Q: During a sports broadcast, we get multiple camera angles, replays, play-by-play and analysis, graphics and statistics, promotions, and interactive and commercial elements. With all of the distractions going on during the game, is there a danger of the sideshows overshadowing the main event?

Cohen: Yes. And the best producers and directors have a sense of that. If you watch AL MICHAELS on “Monday Night Football,” I think he’s got a particularly good sense of the event and where it fits in the continuum of a football season. And I think that the best professionals, whether they be announcers or producers and directors, never lose sight of the event. On the other hand, you have special producers for halftime shows and pre- and post-game shows, so everybody’s got a point of view and a job to do.

Q: For a Yankees-Red Sox game on YES recently there was a single sponsor -- GM -- with limited commercial interruption. Is it good value for both parties in TV?

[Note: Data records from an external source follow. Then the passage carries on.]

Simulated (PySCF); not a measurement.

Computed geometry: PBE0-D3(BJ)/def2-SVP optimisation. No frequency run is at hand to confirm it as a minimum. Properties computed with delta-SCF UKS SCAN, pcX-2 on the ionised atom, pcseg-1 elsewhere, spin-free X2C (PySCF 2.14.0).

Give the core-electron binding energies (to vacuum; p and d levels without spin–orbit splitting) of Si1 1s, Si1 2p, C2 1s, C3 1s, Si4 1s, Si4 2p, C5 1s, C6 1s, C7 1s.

Cohen: I don’t know the economics of that particular telecast, but it became available to the YES Network very late because there was a time shift and it wasn’t selected by the [Fox] network. It was a Saturday game. So it seems to me it was very clever to do that on short notice because it would have been difficult to sell the game in a traditional way.

Q: Is this something you expect to see more of?

Cohen: I think it’s a special-circumstance situation. You’re not going to see it widespread just because of budgetary considerations. But for a sponsor at a certain time of year who has a particular marketing challenge and for a rights holder who has something special come about, it’s quite a good solution.

Q: NBA TV, the NFL Network, The Baseball Channel -- Is the day coming when the leagues will take over and control all of their own TV coverage?

Cohen: The art form of television, and sports television, is constantly changing. It’s obvious that if the leagues have their own channels, they become avenues of exhibition for their games, if that becomes the highest and best use. If any league is not satisfied with the rights fees that the networks are offering, they’re developing an alternative for themselves. The leagues are creating an extra bidder, themselves, for their own rights. It’s a way of making sure that the marketplace gives them a return that they’re happy with.

Q: You acquired HTN three times. What’s so special about HTN?

Cohen: It’s a good luck charm for me. It’s a business that provides a service to rights holders and it’s a particularly good use of my career because I’m selling a service to people that I’ve done business with for many years.

Q: What’s the best call you have made in your career?

Cohen: The first call was at the outset when I decided that whatever career I pursued, I wanted it to be fun, and I actively pursued a career in sports and entertainment. The best single decision was probably in 1977 when Madison Square Garden was looking for a partner to launch a national exhibition of the rights it held at that time. I selected UA Columbia Cable, a cable operator, to help us exploit our rights nationally, as opposed to a movie company or HBO at that time. Having a cable operator as a partner gave us great insight into national distribution and satellites and how cable operators thought. And the result of that was USA Network, which I co-founded in 1977 with BOB ROSENCRANS. That’s become a great success that we’re all very proud of.

Q: What’s the biggest challenge in your position?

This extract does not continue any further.